Figure 11. Performance evaluation of different optimization techniques in terms of (A) latency and (B) bandwidth on a ping-pong benchmark with direct network device-to-device transfers. Optimizations are compared against the baseline performance of an MPI+CUDA implementation. PREMA+CUDA: Integration of PREMA with CUDA directly, without involving the heterogeneous tasking framework. PREMA+TF-2: Integration of PREMA and the heterogeneous tasking framework incorporating all the optimizations presented in this section. PREMA+TF-Put: The remote put operation after the optimizations of PREMA+TF-2. (A) Latency for small messages (left) and overall (right). (B) Bandwidth for small messages (left) and overall (right).

Figure 12

Figure 12. Comparison of the optimal performance in terms of (A) latency and (B) bandwidth using host-staging or Device-to-Device (DD) network transfers for the ping-pong benchmark. (A) Latency for small messages (left) and overall (right). (B) Bandwidth for small messages (left) and overall (right).

4.2.6 Summary

Overall, all three operations introduced in PREMA to handle heterogeneity, including the transfer of CUDA buffers, hetero_objects, and the remote put operation, significantly simplify application development, saving hundreds of lines of boilerplate code while maintaining reasonable overhead (10%–15%) compared to MPI+CUDA regarding latency and bandwidth. Moreover, it is interesting to notice that some of these operations, like the put operation, outperform MPI+CUDA (by up to 20%) for large messages (Figures 10, 11) by implicitly leveraging from the page-locked memory of hetero_objects. Page-locked memory forces the operating system to lock a virtual memory address to a specific physical address, allowing CUDA GPUs to use DMA and significantly improve the throughput of read and write operations.

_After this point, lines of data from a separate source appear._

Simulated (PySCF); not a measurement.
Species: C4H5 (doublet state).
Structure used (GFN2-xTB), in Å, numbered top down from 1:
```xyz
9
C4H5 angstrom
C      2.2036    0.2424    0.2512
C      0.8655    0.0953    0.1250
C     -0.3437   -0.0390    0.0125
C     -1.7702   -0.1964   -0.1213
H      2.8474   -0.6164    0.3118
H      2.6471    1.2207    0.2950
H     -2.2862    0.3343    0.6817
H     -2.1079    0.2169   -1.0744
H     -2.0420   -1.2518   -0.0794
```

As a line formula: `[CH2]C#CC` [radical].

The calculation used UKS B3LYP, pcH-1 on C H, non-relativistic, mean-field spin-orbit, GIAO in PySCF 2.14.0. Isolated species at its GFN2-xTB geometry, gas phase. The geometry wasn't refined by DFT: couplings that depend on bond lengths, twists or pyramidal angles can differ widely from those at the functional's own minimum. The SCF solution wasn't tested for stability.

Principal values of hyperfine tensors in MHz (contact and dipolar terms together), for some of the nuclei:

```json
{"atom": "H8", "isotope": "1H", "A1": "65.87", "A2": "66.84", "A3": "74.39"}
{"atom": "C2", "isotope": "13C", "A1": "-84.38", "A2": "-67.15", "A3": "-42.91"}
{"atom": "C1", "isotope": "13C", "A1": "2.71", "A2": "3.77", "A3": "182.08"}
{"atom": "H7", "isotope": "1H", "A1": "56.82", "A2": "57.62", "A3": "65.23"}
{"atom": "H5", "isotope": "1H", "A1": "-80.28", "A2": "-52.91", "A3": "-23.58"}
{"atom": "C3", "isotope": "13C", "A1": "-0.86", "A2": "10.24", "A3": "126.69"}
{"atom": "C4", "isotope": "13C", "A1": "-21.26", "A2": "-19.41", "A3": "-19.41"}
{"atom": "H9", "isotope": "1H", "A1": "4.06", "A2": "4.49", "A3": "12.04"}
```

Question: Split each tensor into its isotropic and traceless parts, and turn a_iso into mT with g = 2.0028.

4.3 Proxy application: Jacobi3D

To evaluate the performance of the distributed memory framework, we have adapted a proxy Jacobi3D iterative method application (Laboratory-UIUC, 2022) on PREMA. The Jacobi3D iteration operates on a 3D grid where each update is a stencil computation that calculates a weighted average of a cell with its neighbors in the six cardinal directions, as in Equation (1):

\begin{array}{l} C_{x, y, z} = α C_{x, y, z} + β (C_{x - 1, y, z} + C_{x + 1, y, z} + \\ C_{x, y - 1, z} + C_{x, y + 1, z} + \\ C_{x, y, z - 1} + C_{x, y, z + 1}) & (1) \end{array}

where C_xyz is the cell in position (x,y,z) of the grid.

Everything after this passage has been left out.